Google Glass could leave users vulnerable to being profiled by hackers through network vendors attacks, according to Kaspersky Lab.
Kaspersky researchers, Roberto Martinez, and Juan Andres Guerrero, looked into Google Glass and Samsung Galaxy Gear 2, to explore how they could affect people's privacy and security. There are two ways to surf the Web from Google Glass; through Bluetooth pairing with a mobile device that shares its data network connection, or directly through Wi-Fi.
The latter gives the user more freedom since it doesn't require a separate mobile device in order to access the Internet.
However, according to Kaspersky security researcher, Roberto Martinez, this functionality also means that the Glass is exposed to network vector attacks, particularly MiTM, where a communication between two systems can be intercepted. This was discovered in an experiment conducted by Kaspersky Lab researchers after attaching the device to a monitored network and checking the data it transmitted.
The results of the captured data analysis showed that not all the traffic exchanged between the device and the hot spot was encrypted.
In particular, it was possible to find out that the targeted user was looking for airlines, hotels and tourist destinations.
In other words, it was possible to perform a profiling task through a simple form of surveillance. Martinez said that it was not a very damaging vulnerability.
"But even so, profiling via meta data from Web traffic exchange could become the first step of a more complex attack against the device's owner," he said. Galaxy Gear 2 apps fell under the eye of researchers.
Dedicated apps for Galaxy Gear 2 are loaded onto the device with help of Gear Manager, a special app by Samsung designed to transmit an app from the smartphone to the smartwatch.
Research found, when an app is installed on the smartwatch's operating system, there was no notification shown on the watch display.
This makes targeted attacks involving silent app installation possible. Guerrero said there was no evidence to suggest that wearables were currently being targeted by professional APT actors.
"However there is a two-fold appeal presented by wearables that make them a likely future target if they are widely adopted by consumers," he said.

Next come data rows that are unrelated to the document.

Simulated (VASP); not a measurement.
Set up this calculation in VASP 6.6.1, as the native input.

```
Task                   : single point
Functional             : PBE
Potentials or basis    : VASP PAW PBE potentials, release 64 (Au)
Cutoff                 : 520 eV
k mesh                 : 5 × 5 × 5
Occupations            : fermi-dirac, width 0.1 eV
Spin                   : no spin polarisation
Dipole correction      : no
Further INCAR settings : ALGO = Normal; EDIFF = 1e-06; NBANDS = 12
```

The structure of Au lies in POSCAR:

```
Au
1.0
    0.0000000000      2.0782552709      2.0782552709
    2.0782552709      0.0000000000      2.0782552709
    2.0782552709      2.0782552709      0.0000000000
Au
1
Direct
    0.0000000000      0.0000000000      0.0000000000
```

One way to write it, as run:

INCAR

"In future, the data collected by wearable devices is going to attract new players to the cyber-espionage scene." When Guerrero examined his Samsung Galaxy Gear 2, the device is deliberately designed to make a loud noise and warn people nearby if it is being used to take a photo.
However, a deeper look into the software of Galaxy Gear 2 revealed that after rooting the device and using Samsung's publicly available proprietary software tool ODIN, it was possible to enable Galaxy Gear 2 to silently take pictures using its embedded camera.
"This obviously opens the door to possible scenarios in which Galaxy Gear 2 could violate other people's privacy," he said.